At the Theatre or Au café-concert, ca. 1878
Edouard Manet
1832 – Paris – 1883
Black chalk. Size of sheet: 18.5 x 27.2 cm. Signed.
Literature: Ingres & Delacroix through Degas & Puvis de chavannes. The Figure in French Art. 1800 - 1880, Shepherd Gallery. New York 1975, p. 307, cat. no. 130. Ill. (lent by Daniels) Ann Dumas, Colta Ives, Susan A. Stein, Gary Tinterow, The Private Collection of Edgar Degas, New York, Metropolitan Museum of Art , 1997, p. 188, ill. 264. Juliet Wilson-Bareau. Malcolm Park. Manet trifft Manet. Sammlung Oskar Reinhart, Winterthur, 2005, cat. no. 45, ill.
Provenance: Alphonse Dumas, ca. 1884; Edgar Degas (Vente. Collection Degas, 1918, cat. no. 229); Este. Gallery, New York; David Daniels, 1957;
Exhibition: Fogg Art Museum, 1957; Philadelphia Museum of Art; Minneapolis Art Institute; Boston Museum of Art, 1962; Gallery of Modern Art, New York, 1965; Fogg Art Museum, 1980; Metropolitan Museum of Art, 1997; Fuchu Art Museum, Tokio, 2001; Sammlung Oskar Reinhart, Winterthur, 2005
Our representation of a concert audience was most likely a preparatory drawing for the paintings Au Café (National Gallery, London) and Coin de café-concert (Sammlung Oskar Reinhart, Winterthur). Both pictures were part of a composition that Manet called Café Reichshoffen and that he divided into two separate canvasses shortly after completion.

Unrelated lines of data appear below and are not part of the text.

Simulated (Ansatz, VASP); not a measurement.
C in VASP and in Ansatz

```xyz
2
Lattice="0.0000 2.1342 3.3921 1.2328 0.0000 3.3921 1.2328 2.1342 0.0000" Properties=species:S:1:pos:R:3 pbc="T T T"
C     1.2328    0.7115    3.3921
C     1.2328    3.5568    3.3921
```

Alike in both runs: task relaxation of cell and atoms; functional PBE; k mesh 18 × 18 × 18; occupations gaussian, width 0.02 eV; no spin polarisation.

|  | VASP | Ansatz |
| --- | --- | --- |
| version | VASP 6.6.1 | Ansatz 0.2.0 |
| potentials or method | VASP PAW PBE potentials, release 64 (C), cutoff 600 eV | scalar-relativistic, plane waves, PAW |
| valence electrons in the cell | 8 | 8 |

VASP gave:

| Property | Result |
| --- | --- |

The origin of these paintings, although known to Manet's contemporaries to some extent, was soon forgotten and has only recently been outlined by Juliet Wilson-Bareau and Malcolm Park (Juliet Wilson-Bareau, Malcolm Park, Manet trifft Manet, Sammlung Oskar Reinhart, Winterthur 2005).
The painting Café Reichshoffen is based on a number of preparatory studies. Among them is a drawing in the same technique as ours, entitled Café-concert (Musée du Louvre, département des arts graphiques, fond du musée d'Orsay, Paris. RF 30.526). The study for a female head in the bottom row on the right is based on the same model as the second listener on the left in our drawing. Both drawings were probably made on the same day in situ at Café Reichshoffen.
After dividing the canvas, Manet completed the pictures separately for exhibition in his one-man show at the gallery of the fashion magazine La vie modern; the exhibition opened on 8 April 1880. The catalogue consisted of a folded sheet, with the frontispiece representation based on an authography which was itself based on our drawing. The latter can also be found in a contemporary photograph of the Manet exhibition Exposition des oeuvres de Êdourd Manet of 1884. All exhibits had been loaned from the collection of the art dealer Alphonse Dumas, who also owned the important watercolour by Manet of Olympia.
This drawing was once owned by Degas, alongside a number of other prints, drawings and paintings by Manet. Together, they provide 'an intimate glimpse into his personal relationship' with the artist colleague. (see Kalaman and Wilson-Bareau in 'Manet and Degas: A Neverending Dialogue' in: Ann Dumas, Colta Ives, Susan A. Stein, Gary Tinterow, The private collection of Edgar Degas. New York, Metropolitan Museum of Art, 1997, p. 177.)
Bought by a private collector, Northern America.